By contrast, European data was stored away in monasteries. As Edward Gibbon writes in The Decline and Fall of the Roman Empire: "The age of Arabian learning continued about 500 years and was coeval with the darkest and most slothful period of European annals." Only after the arrival of the printing press did the Renaissance and Enlightenment accelerate the dissemination of knowledge through Europe, allowing it to surge ahead of the rest of the world.

Fast-forward a little more than a millennium and we find ourselves living through a similarly exhilarating era of knowledge. In my first job, in the Labour party library, I toiled away in the dusty stacks searching for information. By the time I became a minister, the same research could be conducted with a few keystrokes. This explosion and levelling of access to information represents one of the great wonders of our time.

Authors and copyright holders need to be remunerated for their work. Instead of seeing the net as a threat, however, the big rights-holders should grasp a giant opportunity. Forward-thinking publishers from the Oxford University Press to Bertelsmann support the American books agreement, which sets up a new non-profit registry. For the first time people will be able to search, preview and buy online access to a great number of out-of-print books.

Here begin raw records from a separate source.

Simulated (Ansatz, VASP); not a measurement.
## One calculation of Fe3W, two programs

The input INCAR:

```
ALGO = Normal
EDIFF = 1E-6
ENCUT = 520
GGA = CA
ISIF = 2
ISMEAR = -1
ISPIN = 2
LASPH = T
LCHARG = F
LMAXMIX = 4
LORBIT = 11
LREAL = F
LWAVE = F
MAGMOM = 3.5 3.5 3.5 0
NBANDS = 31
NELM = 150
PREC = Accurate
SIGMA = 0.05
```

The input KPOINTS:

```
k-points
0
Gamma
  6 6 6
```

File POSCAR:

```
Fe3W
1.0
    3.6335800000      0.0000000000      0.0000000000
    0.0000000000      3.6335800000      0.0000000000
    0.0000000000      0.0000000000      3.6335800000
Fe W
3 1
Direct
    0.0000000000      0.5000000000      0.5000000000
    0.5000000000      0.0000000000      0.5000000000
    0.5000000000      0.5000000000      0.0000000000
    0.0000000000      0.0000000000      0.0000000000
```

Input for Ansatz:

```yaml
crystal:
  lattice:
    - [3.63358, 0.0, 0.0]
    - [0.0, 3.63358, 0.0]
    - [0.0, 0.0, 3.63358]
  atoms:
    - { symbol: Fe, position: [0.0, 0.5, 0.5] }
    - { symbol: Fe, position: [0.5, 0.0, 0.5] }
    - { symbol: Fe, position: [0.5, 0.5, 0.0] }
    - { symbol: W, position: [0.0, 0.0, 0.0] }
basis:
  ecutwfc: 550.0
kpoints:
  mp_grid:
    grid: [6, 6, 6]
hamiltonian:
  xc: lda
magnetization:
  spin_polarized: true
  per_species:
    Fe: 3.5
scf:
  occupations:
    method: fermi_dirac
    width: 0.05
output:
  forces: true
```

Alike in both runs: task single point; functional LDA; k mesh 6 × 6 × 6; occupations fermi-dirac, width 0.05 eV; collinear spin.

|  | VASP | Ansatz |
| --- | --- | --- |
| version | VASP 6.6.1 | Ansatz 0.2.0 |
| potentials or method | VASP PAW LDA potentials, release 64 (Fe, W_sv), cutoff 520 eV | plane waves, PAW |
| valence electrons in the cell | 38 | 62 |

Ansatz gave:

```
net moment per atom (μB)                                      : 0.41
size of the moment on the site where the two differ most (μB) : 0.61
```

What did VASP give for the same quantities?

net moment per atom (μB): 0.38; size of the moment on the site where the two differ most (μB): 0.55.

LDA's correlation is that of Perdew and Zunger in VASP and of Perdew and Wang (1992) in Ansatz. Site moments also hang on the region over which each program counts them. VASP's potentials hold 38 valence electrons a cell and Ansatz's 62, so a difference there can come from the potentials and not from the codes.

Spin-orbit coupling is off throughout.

We cannot allow Europe to be left behind. EU commissioner Viviane Reding recently called for the creation of a Europe-wide public registry [of out-of-print books] that "could stimulate private investment in digitisation, while ensuring that authors get fair remuneration". She concluded: "Let us be very clear: if we do not reform our European copyright rules on orphan works and libraries swiftly, digitisation and the development of attractive content offers will not take place in Europe, but on the other side of the Atlantic."

How right she is. And by the way, does anybody have a copy of Ramsden\'s The Winds of Change: Macmillan to Heath, 1957-75?